March 15, 2006

Just another day in the office of Identity Control

Over at CeBIT I spent some time at the CAcert booth checking out what they were up to. Lots of identity checking, it seems. This process involves staring hard at government Id cards and faces, which gets a bit tricky when the photo is a decade or two out of date. What do you say to the heavy-set matron about the cute skinny teenager on her identity card?

One artist chap turned up and wanted to sign up as an artist. This turns out to be a 'right' in Germany. Lo and behold, on his dox there is a spot for his artist's identity name. Much debate ensued - is CAcert supposed to be upstream or downstream of the psuedonymous process?

In this case, the process was apparently resolved by accepting the artist's name, as long as the supporting documentation provided private clarification. Supporting nymous identities I think is a good idea - and age old scholars of democracy will point out the importance of the right to speak without fear and distribute pamphlets anonymously.

CAcert is probably downstream, and over in Taiwan (which might be representative of China or not) we discover more government supported nymous identities: passport holders can pick their own first names for their passport. Why? The formal process of translating (Kanji) Han into Latin for passports - (popumofu?) pinyin! - so mangles the real sense that letting a person pick a new name in Latin letters restores some humanity to the process.
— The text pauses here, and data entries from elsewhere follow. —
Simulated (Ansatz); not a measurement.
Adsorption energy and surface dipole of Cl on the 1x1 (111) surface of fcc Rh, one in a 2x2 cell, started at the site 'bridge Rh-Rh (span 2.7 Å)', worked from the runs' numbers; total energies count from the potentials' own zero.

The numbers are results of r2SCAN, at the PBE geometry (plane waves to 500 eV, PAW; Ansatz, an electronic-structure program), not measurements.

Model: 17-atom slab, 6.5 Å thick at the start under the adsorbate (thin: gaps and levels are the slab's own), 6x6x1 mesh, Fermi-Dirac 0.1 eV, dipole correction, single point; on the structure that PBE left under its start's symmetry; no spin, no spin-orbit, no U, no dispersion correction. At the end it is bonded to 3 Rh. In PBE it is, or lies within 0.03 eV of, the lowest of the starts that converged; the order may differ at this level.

This development is not without perverse results. It places CAcert in the position of supporting nyms only if they are government-approved yet frowning on nyms that are not. Hardly the result that was intended - should CAcert apply to sponsor the Big Brother awards - for protecting privacy - or to receive one - for supporting government shills?

Most people in most countries think Identity is simple, and this was evident in spades at the booth. For companies, one suggestion is to take the very strong German company scheme and make it world standard. This won't work, simply because it is built on certain artifacts of the German corporate system. So there is a bit of a challenge to build a system that makes companies look the same the world over.

Not that individuals are any easier. Some of the Assurers - those are the ones that do the identity verification - are heading for the Phillipines to start up a network. There, the people don't do government issued identity, not like we do in the West. In fact, they don't have much Id at all it seems, and to get a passport takes 4 visits to 4 different offices and 4 different pieces of paper (the last visit is to the President's Office in Manila...).

The easy answer then is to just do that - but that's prohibitively expensive. One of the early steps is visiting a notary, which is possibly a reliable document and a proxy for a government ID, but even that costs some substantial fraction of the average monthly wage (only about 40 Euros to start with).

A challenge! If you have any ideas about how to identify the population of a country that isn't currently on the identity track, let us know. Psuedonymously, of course.

Posted by iang at March 15, 2006 04:07 PM | TrackBack
Comments

No Bopomofu is the phonetic system. What you were looking for is pinyin, which is probably preferred above Wade-Giles and other more scholary transcription systems (from Han ideograms to latin alphabet).

Kanji is part the japaneese writing system (together with katakana, hiragana and romanji). Kanji is indeed based on the Han ideograms, but it is certainly not the same.

So if you speak about chinese, use Han ideograms instead of kanji.